In exercising the delegation, the Government shall observe, in addition to the general principles and guiding criteria referred to in Article 32 of Law No. 234 of 2012, the following specific principles and guiding criteria (paragraph 2):

  • make the necessary repeals, amendments, and additions to the Consumer Code, referred to in Legislative Decree No. 206 of 2005, to ensure coordination with the provisions issued in implementation of Regulation (EU) 2023/988 and to coordinate the remaining provisions, also with reference to the RAPEX/Safety Gate system127 and the Safety Business Gateway128, without prejudice to the competencies by product category, not covered by harmonized standards, vested in each market surveillance authority, as identified by Legislative Decree No. 157 of 2022 [paragraph 2, letter a)];

127 Platform managed by the European Commission for the notification and exchange of information on dangerous products.
128 Platform managed by the European Commission through which economic operators can fulfill the obligation to notify authorities and consumers about dangerous products and incidents.
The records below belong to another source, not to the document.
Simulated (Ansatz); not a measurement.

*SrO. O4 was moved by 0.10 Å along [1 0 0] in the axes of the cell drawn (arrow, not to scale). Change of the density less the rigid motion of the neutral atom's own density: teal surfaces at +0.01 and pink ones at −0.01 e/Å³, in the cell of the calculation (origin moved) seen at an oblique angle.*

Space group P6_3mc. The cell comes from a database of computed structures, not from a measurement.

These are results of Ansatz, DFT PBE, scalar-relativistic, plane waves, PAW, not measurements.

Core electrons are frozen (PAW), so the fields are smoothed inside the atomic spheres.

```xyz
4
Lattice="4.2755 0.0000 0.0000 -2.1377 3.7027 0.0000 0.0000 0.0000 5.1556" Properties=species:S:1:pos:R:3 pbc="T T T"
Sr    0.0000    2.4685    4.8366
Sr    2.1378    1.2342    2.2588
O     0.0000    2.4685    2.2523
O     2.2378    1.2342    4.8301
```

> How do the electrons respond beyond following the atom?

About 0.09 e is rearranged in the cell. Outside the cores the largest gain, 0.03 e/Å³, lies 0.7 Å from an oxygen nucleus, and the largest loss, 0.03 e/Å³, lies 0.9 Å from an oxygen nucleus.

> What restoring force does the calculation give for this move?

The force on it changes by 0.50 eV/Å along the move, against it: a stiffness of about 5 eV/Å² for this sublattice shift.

It is recalled that the market surveillance authorities identified pursuant to Article 3, paragraph 1, of Legislative Decree No. 157 of 2022, adapting national legislation to the provisions of Regulation (EU) 2019/1020, as well as simplifying and reorganizing the relevant market surveillance system, are the following: Ministry of Economic Development; Ministry of Health; Ministry of Labour and Social Policies; Ministry of the Interior; Ministry of Ecological Transition; Ministry of Infrastructure and Sustainable Mobility; Ministry of Agricultural, Food and Forestry Policies; National Civil Aviation Authority (ENAC).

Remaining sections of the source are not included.